Skip to content

Entities

matchbox.common.factories.entities

Classes and functions for generating and comparing entities.

These underpin the entity resolution process, which is the core of the source and model testkit factory system.

Classes:

  • VariationRule

    Abstract base class for variation rules.

  • SuffixRule

    Add a suffix to a value.

  • PrefixRule

    Add a prefix to a value.

  • ReplaceRule

    Replace occurrences of a string with another.

  • FeatureConfig

    Configuration for generating a feature with variations.

  • EntityReference

    Reference to an entity’s presence in specific sources.

  • EntityIDMixin

    Mixin providing common ID-based functionality for entity classes.

  • SourceKeyMixin

    Mixin providing common source key functionality for entity classes.

  • ClusterEntity

    Represents a merged entity mid-pipeline.

  • SourceEntity

    Represents a single entity across all sources.

Functions:

VariationRule

Bases: BaseModel, ABC

Abstract base class for variation rules.

Methods:

  • apply

    Apply the variation to a value.

Attributes:

  • type (str) –

    Return the type of variation.

type abstractmethod property

type: str

Return the type of variation.

apply abstractmethod

apply(value: str) -> str

Apply the variation to a value.

SuffixRule

Bases: VariationRule

Add a suffix to a value.

Methods:

  • apply

    Apply the suffix to the value.

Attributes:

suffix instance-attribute

suffix: str

type property

type: str

Return the type of variation.

apply

apply(value: str) -> str

Apply the suffix to the value.

PrefixRule

Bases: VariationRule

Add a prefix to a value.

Methods:

  • apply

    Apply the prefix to the value.

Attributes:

prefix instance-attribute

prefix: str

type property

type: str

Return the type of variation.

apply

apply(value: str) -> str

Apply the prefix to the value.

ReplaceRule

Bases: VariationRule

Replace occurrences of a string with another.

Methods:

  • apply

    Apply the replacement to the value.

Attributes:

old instance-attribute

old: str

new instance-attribute

new: str

type property

type: str

Return the type of variation.

apply

apply(value: str) -> str

Apply the replacement to the value.

FeatureConfig

Bases: BaseModel

Configuration for generating a feature with variations.

Methods:

Attributes:

name instance-attribute

name: str

base_generator instance-attribute

base_generator: str

parameters class-attribute instance-attribute

parameters: tuple | None = Field(
    default=None,
    description="Parameters for the generator. A tuple of tuples passed to the generator.",
)

unique class-attribute instance-attribute

unique: bool = Field(
    default=True,
    description="Whether the generator enforces uniqueness in the generated data. For example, using unique=True with the 'boolean' generator will error if more the two values are generated.",
)

drop_base class-attribute instance-attribute

drop_base: bool = Field(
    default=False,
    description="Whether the base case is dropped.",
)

variations class-attribute instance-attribute

variations: tuple[VariationRule, ...] = Field(
    default_factory=tuple
)

datatype class-attribute instance-attribute

datatype: DataTypes = Field(
    default_factory=lambda data: infer_data_type(
        data["base_generator"], data["parameters"]
    )
)

add_variations

add_variations(*rule: VariationRule) -> FeatureConfig

Add a variation rule to the feature.

protected_names classmethod

protected_names(value: str) -> str

Ensure name is not a reserved keyword.

string_to_strenum classmethod

string_to_strenum(value: str) -> DataTypes

Convert string to DataTypes enum.

EntityReference

EntityReference(
    mapping: dict[SourceResolutionName, frozenset[str]]
    | None = None,
)

Bases: frozendict

Reference to an entity’s presence in specific sources.

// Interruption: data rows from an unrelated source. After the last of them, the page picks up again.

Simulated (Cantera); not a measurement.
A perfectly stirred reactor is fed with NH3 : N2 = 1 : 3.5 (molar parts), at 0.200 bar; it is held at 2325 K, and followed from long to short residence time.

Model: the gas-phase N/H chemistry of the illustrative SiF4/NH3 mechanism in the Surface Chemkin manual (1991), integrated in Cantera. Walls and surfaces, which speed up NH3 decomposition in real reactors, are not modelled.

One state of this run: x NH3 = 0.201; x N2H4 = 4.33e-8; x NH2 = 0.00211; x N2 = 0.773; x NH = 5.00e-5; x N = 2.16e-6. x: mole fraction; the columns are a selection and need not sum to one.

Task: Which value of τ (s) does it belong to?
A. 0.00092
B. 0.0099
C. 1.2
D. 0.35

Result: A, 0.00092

Maps source resolution names to sets of primary keys.

EntityIDMixin

Mixin providing common ID-based functionality for entity classes.

Implements integer conversion and comparison operators for sorting based on the entity’s ID.

Attributes:

id instance-attribute

id: int

SourceKeyMixin

Mixin providing common source key functionality for entity classes.

Implements methods for accessing and retrieving source keys.

Methods:

  • get_keys

    Get keys for a specific source.

  • get_values

    Get all unique values for this entity across sources.

Attributes:

keys instance-attribute

get_keys

Get keys for a specific source.

Parameters:

Returns:

  • set[str]

    Set of keys, empty if source not found

get_values

Get all unique values for this entity across sources.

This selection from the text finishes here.